Why The Walking Dead: Season 2 is bogged down by a weak cast

Warning: Story spoilers for The Walking Dead: Season 2 ahead. If you haven't played through Episode 4: Amid the Ruins, turn back now.

My original intention for this article was to write out a character recap for The Walking Dead: Season 2. The plan was to recap where the story's characters have gone over the course of the season's first four episodes and where they're lining up to go for the final episode. Unfortunately, I started to come to a sad realization once I sat down to actually write it.

The characters simply aren't all that interesting.

It's kind of staggering how Clementine is single-handedly carrying the narrative for The Walking Dead: Season 2, because her supporting cast has been quite terrible. It goes beyond them being distrustful of her, but it's also that their survival instincts are so dreadful to the point that they become a liability. When that happens, the entire narrative is affected. The idea of games like this is to become attached to characters so that their deaths and sacrifices are meaningful. It's so that there's genuine emotion when inevitable loss comes.

The first season of The Walking Dead understood this. There were personalities behind those characters, but more than anything, they also grew to become survivors. Carley and Doug started off rocky, but grew into pivotal members of the group. Their deaths meant something. Ben started off as the group's biggest screw-up to the point that even he thought himself to be a liability, but grew up before our eyes to the point that his loss was real punch to the gut. And though Kenny's family didn't have his survival instincts, they helped shape Kenny's character to the point that we became more empathetic towards him, because we witnessed his world shatter around him.

By comparison, there are almost no signs of this type of growth with Season 2's survivors. Characters like Carlos, Nick, and Rebecca were borderline one-dimensional. Their deaths felt more like they were there to fill a quota and as a cheap way to move the story forward. These losses were simply glossed over, because they never evolved as characters. Carlos never went beyond the doctor with a kid. Nick stayed a screw-up to the bitter end. Rebecca was nothing more than "the pregnant lady" for the entirety of the story, so it made sense that once she gave birth, she had nothing left to offer.

Let's also look briefly at Sarah, who was Season 2's equivalent of Ben. Ben had next to no survival instincts, constantly held the group back with his own deficiencies, and was always wallowing in his own self-pity, even though it helped no one. Sarah turned out to be very similar, but her weakness can be seen in Clementine's interaction with her. Clementine helped Ben believe in himself and helped him grow as a person, eventually making him a functioning member of the group and a devastating loss when his death eventually came.

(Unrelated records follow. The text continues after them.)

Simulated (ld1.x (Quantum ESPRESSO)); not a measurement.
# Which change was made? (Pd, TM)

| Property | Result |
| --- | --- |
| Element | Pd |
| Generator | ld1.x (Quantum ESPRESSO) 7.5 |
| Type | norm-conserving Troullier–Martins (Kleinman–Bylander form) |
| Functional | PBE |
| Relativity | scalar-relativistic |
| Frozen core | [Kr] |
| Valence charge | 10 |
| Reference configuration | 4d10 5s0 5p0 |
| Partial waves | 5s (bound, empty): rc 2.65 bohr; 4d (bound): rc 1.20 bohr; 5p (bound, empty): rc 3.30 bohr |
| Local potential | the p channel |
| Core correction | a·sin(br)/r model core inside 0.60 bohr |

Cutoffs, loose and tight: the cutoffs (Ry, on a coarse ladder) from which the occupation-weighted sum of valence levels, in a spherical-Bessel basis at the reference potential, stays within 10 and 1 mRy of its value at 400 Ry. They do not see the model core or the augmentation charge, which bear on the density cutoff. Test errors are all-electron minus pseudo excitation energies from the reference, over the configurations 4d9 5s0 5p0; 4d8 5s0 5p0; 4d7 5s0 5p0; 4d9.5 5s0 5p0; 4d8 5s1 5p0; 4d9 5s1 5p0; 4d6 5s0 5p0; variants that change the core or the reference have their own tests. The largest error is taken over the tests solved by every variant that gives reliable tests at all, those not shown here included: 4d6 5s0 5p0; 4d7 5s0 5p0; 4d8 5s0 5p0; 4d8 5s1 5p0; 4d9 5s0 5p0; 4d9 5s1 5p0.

Sarah, on the other hand, was unsalvageable. Even if Clementine opted to help her as much as humanly possible, Sarah could never escape her childhood bubble. When her father died, she was completely lost and hopeless. Instead of understanding the gravity of the situation, she (intentionally or not) became a total liability. Her death should have had some meaning, but because she was such an unhelpful member of the group, it was simply something to shrug over and move on. I never felt happy about losing members of my group in Season 1, but Sarah was among the deaths that affected me the least, helping illustrate what a weak character she was in the end.

The remaining cast members are no different. Luke, especially, has proven insufferable throughout the first four episodes. He thinks himself a brilliant leader, but he's constantly exercising the poorest judgment possible. The scene at the cabin in Episode 2? Luke disappears, fancying himself as a savior. The scenes at the camp in Episode 3? Luke goes to the well once too often and gets himself captured trying to steal food, compromising the group's escape plan and indirectly getting Kenny's eye crushed. And don't get me started on the latest episode, where Luke thought it would be a good idea to stop and have sex with Jane, who he had known for maybe two scenes at the most, knowing that Rebecca was going to give labor any minute.

Luke was supposed to be Season 2's version of Kenny, but the man himself has shown what a poor comparison that is. Even with his world crumbling around him once again and finding himself crushed by despair once again, Kenny overcame all of it to do the right thing and do what's best for the camp. He came to his senses in time to fend off the herd of walkers and help Rebecca deliver her baby. By comparison, not only is Luke continuing to show poor judgment and awful survival skills, but he actually becomes a liability by constantly arguing loudly with Kenny and potentially attracting more walkers.

None of the other supporting cast is any better. The game has done little to give any background to Mike or Jane, making their characters feel superfluous. And even with the benefit of a backstory from 400 Days, Bonnie comes off feeling flat. There's nothing about any of these characters that particularly stand out. I ask myself the question of whether I would be emotionally affected if any of those characters were to die and my answer is always a resounding "No."

It's hard to fathom what The Walking Dead: Season 2 would have going for it if it didn't center around Clementine. She's proven, by far, to be the single most well-rounded, brilliantly-written character in the entire series. In fact, she's probably one of the best characters of the decade, period. The growth she's shown in this season cannot be understated, as she's been forced to grow up and become more of an adult, sometimes in unimaginable ways. But with this supporting cast to work with, you'd have to grow up fast, too, in order to survive.